You might as well be playing pickup basketball at your local YMCA in hopes of being signed by the Los Angeles Lakers. The AI minds that companies truly covet are almost as rare as professional athletes.

“We’re talking about hundreds of people in the world, at the most,” says Cristóbal Valenzuela, chief executive of Runway, which makes AI image and video tools.

He describes it like this: Picture an AI model as a machine with 1,000 dials. The goal is to train the machine to detect patterns and predict outcomes. To do this, you have to feed it reams of data and know which dials to adjust—and by how much.

The universe of people with the right touch is confined to those with uncanny intuition, genius-level smarts or the foresight (possibly luck) to go into AI many years ago, before it was all the rage.

As a venture-backed startup with about 120 employees, Runway doesn’t necessarily vie with Silicon Valley giants for the AI job market’s version of LeBron James. But when I spoke with Valenzuela recently, his company was advertising base salaries of up to $440,000 for an engineering manager and $490,000 for a director of machine learning.

A job listing like one of these might attract 2,000 applicants in a week, Valenzuela says, and there is a decent chance he won’t pick any of them. A lot of people who claim to be AI literate merely produce “workslop”—generic, low-quality material. He spends a lot of time reading academic journals and browsing GitHub portfolios, and recruiting people whose work impresses him.

In addition to an uncommon skill set, companies trying to win in the hypercompetitive AI arena are scouting for commitment bordering on fanaticism .

Daniel Park is seeking three new members for his nine-person startup. He says he will wait a year or longer if that’s what it takes to fill roles with advertised base salaries of up to $500,000.

He’s looking for “prodigies” willing to work seven days a week. Much of the team lives together in a six-bedroom house in San Francisco.

If this sounds like a lonely existence, Park’s team members may be able to solve their own problem. His company, Pickle, aims to develop personalised AI companions akin to Tony Stark’s Jarvis in “Iron Man.”

Overlooked

James Strawn wasn’t an AI early adopter, and the father of two teenagers doesn’t want to sacrifice his personal life for a job. He is beginning to wonder whether there is still a place for people like him in the tech sector.

He was laid off over the summer after 25 years at Adobe , where he was a senior software quality-assurance engineer. Strawn, 55, started as a contractor and recalls his hiring as a leap of faith by the company.

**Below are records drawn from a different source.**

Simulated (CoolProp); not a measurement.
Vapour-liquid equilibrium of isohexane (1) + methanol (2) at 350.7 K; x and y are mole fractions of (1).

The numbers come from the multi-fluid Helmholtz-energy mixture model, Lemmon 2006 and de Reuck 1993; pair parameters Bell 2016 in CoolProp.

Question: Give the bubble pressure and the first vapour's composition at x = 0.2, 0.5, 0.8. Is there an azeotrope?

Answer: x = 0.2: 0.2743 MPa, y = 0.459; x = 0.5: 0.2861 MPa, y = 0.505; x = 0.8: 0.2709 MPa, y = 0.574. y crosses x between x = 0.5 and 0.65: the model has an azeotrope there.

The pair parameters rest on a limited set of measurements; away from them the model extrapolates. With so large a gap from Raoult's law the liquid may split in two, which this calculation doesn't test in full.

He had been an artist and graphic designer. The managers who interviewed him figured he could use that background to help make Illustrator and other Adobe software more user-friendly.

Looking for work now, he doesn’t see the same willingness by companies to take a chance on someone whose résumé isn’t a perfect match to the job description. He’s had one interview since his layoff.

“I always thought my years of experience at a high-profile company would at least be enough to get me interviews where I could explain how I could contribute,” says Strawn, who is taking foundational AI courses. “It’s just not like that.”

The trouble for people starting out in AI—whether recent grads or job switchers like Strawn—is that companies see them as a dime a dozen.

“There’s this AI arms race, and the fact of the matter is entry-level people aren’t going to help you win it,” says Matt Massucci, CEO of the tech recruiting firm Hirewell. “There’s this concept of the 10x engineer—the one engineer who can do the work of 10. That’s what companies are really leaning into and paying for.”

He adds that companies can automate some low-level engineering tasks, which frees up more money to throw at high-end talent.

It’s a dynamic that creates a few handsomely paid haves and a lot more have-nots.